How does latest leak stack up against the biggest sewage spill in Winnipeg history?
427-million-litre spill of raw sewage into Red River in 2002 led to major North End treatment plant upgrades
A mechanical failure that sent hundreds of millions of litres of untreated sewage spilling into the Red River ignited outrage over the environmental damage and launched inquiries into the City of Winnipeg's wastewater system.
You may think that description refers to this month's sewage spill, which stemmed from a break in a 90-centimetre pipe running under river near the Fort Garry Bridge.
But the scale of this latest leak doesn't come close to matching the volume of sewage that spilled out of the North End sewage treatment plant in September 2002 — an event that led to investigations by both the federal and provincial governments and to consequences Winnipeggers continue to pay for.
On Sept. 16, 2002, a part of a valve inside one of the plant's six pumps got lodged open.
"A staff team concluded incorrectly that the valve was closed but not 'seated,'" a December 2002 report from the city's water and waste department states.
WATCH | Here's how the latest spill compares to the one in 2002:
When staff loosened a 30-centimetre-diameter inspection plate, it blew off the pump, and interconnecting tunnels between the plant's three pump wells allowed them all to flood, submerging the motors and shutting down the facility.
Unable to pump through the regular wastewater treatment process, the city's combined sewer outfalls dumped 427 million litres of raw sewage into the Red River before the plant was back in service just after midnight on Sept. 19, 2002.
That's almost double the volume of the latest Winnipeg sewage spill, which began on Feb. 7 and released nearly 230 million litres of sewage into the river before the leak was stopped this week.
The Manitoba government says it is investigating the latest leak.
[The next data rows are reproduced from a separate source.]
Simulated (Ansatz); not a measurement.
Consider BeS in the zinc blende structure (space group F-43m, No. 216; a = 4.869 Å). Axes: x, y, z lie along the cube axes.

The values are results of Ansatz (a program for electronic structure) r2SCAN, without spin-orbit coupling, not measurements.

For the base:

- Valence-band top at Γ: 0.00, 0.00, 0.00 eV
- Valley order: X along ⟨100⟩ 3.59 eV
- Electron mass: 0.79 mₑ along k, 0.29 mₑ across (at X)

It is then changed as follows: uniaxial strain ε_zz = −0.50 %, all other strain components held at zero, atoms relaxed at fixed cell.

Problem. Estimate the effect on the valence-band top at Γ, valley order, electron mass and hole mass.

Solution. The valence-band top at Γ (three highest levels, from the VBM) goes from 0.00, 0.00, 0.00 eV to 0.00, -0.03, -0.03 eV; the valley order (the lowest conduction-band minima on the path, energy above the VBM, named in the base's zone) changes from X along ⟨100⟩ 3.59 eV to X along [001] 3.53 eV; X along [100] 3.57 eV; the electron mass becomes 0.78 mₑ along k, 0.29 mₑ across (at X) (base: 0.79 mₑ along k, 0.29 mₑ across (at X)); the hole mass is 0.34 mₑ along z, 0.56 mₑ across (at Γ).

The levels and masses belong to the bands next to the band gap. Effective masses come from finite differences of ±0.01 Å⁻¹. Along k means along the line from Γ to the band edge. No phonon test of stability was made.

After the 2002 spill, the federal government charged the city under the Fisheries Act for dumping "a deleterious substance into a fish-bearing waterway."
The city could have faced a fine of $300,000 at the time.
A trial began on June 6, 2005, and was expected to last several weeks. On June 15, however, the federal prosecutor in the case announced there was insufficient evidence to prove criminal neglect.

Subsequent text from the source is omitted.